Ten Tips for Designing Mobile UX

As the mobile channel matures and technologies develop, so too does the field of Mobile User Experience. Good UX is what separates successful apps from unsuccessful ones, and lets small upstarts take on big brands by creating more compelling apps. Below, I’ll share ten quick tips that will help you on the way to great mobile design. Even if you’re not involved in the actual design process, knowing these concepts will still help you come up with better concepts and give better feedback to those who do the work. (Note: I refer to apps below, but you can generally interchange with mobile websites freely).

1) Go back to the drawing board
They key point to remember throughout all mobile UX design is that whilst it has some principles in common with web and software design, going top-down by simply shrinking your desktop experience is not going to cut it. To design a good app, start from the bottom with the customer experience you want, and build upwards – enhancing it with the right elements of your existing digital presence where appropriate – to achieve it. Great mobile ideas are uniquely mobile – that is to say, they couldn’t be done the same way anywhere else.

2) Identify your users
Modern mobile users generally tend to fall into one of two camps: hunters (who want to find a specific piece of information or do a specific task quickly) and gatherers (looking to browse around or fill time, and less concerned about a specific outcome).. If your audience are hunters, focus on features which enable them to achieve tasks in the smallest number of steps and minimise any functionality which does not help them. If they are gatherers, look at ways to give them fast access to broad information, then identify ways to keep them in your app. In this way, it’s possible to please both, but do be wary of becoming a Jack of all trades – in some instances, you may have a better outcome by picking one type and sticking with it.

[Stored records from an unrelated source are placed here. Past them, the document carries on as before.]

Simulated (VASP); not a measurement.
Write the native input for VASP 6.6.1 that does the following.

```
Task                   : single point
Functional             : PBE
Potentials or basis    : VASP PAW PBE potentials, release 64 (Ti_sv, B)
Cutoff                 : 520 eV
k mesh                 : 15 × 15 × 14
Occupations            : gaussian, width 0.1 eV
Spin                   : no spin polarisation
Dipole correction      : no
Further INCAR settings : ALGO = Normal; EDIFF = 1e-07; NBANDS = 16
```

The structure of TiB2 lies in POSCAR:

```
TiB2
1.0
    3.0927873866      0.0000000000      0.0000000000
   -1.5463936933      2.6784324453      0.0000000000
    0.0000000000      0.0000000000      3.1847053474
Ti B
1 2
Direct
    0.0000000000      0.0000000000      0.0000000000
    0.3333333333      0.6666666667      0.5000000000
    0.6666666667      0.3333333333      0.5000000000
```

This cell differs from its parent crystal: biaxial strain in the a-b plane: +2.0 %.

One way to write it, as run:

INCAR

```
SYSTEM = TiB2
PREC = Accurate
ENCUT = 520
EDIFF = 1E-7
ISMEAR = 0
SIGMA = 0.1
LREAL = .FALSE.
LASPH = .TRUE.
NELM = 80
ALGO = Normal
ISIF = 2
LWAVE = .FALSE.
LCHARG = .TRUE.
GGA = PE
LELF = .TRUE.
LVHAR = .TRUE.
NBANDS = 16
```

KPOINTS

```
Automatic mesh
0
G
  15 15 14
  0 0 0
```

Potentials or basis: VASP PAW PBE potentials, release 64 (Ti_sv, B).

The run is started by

3) Remember the 80/20 rule
Generally, 80% of app users will use just 20% of its functionality. If your service is already online, an easy way to ensure that you cater to this is to look at how your customers interact with your website (particularly your mobile customers – easily done by restricting your analytics to mobile browsers) and identify what functionality is used most, then use that information to cut down your feature set and make sure this vital 20% is as easy and intuitive to use as possible.

4) Use task-based design
Mobile users want to accomplish tasks, whether broad (like browsing news items) or specific (like checking flight times). Every function of your app should be geared towards helping them to both identify and then complete their task, and everything else should be discarded. Mobile users tend to be time-poor, and the real estate you have to work with is very small – you can’t afford to waste time or space. Try to sense their intent, and aim to expose the (relevant!) possibilities available at each stage of the task to the user, so they can swiftly move through to completion yet fluidly react to uncovering data they weren’t expecting.

5) Keep it simple
Mobile users don’t expect to read an instruction manual. Brief prompts are fine, as are service- (rather than app-) specific explanations, but if you find yourself having to put a FAQ in your app, you’ve probably gone wrong somewhere. Bear in mind that mobile simply doesn’t have the space for the annotations used in web, so things like clear iconography are a great space saver. In the long run, the simpler the app, the better it will be. It will be easier and cheaper to support and update, and it will probably do what it is supposed to. Remember the mantra: feature rich, user poor.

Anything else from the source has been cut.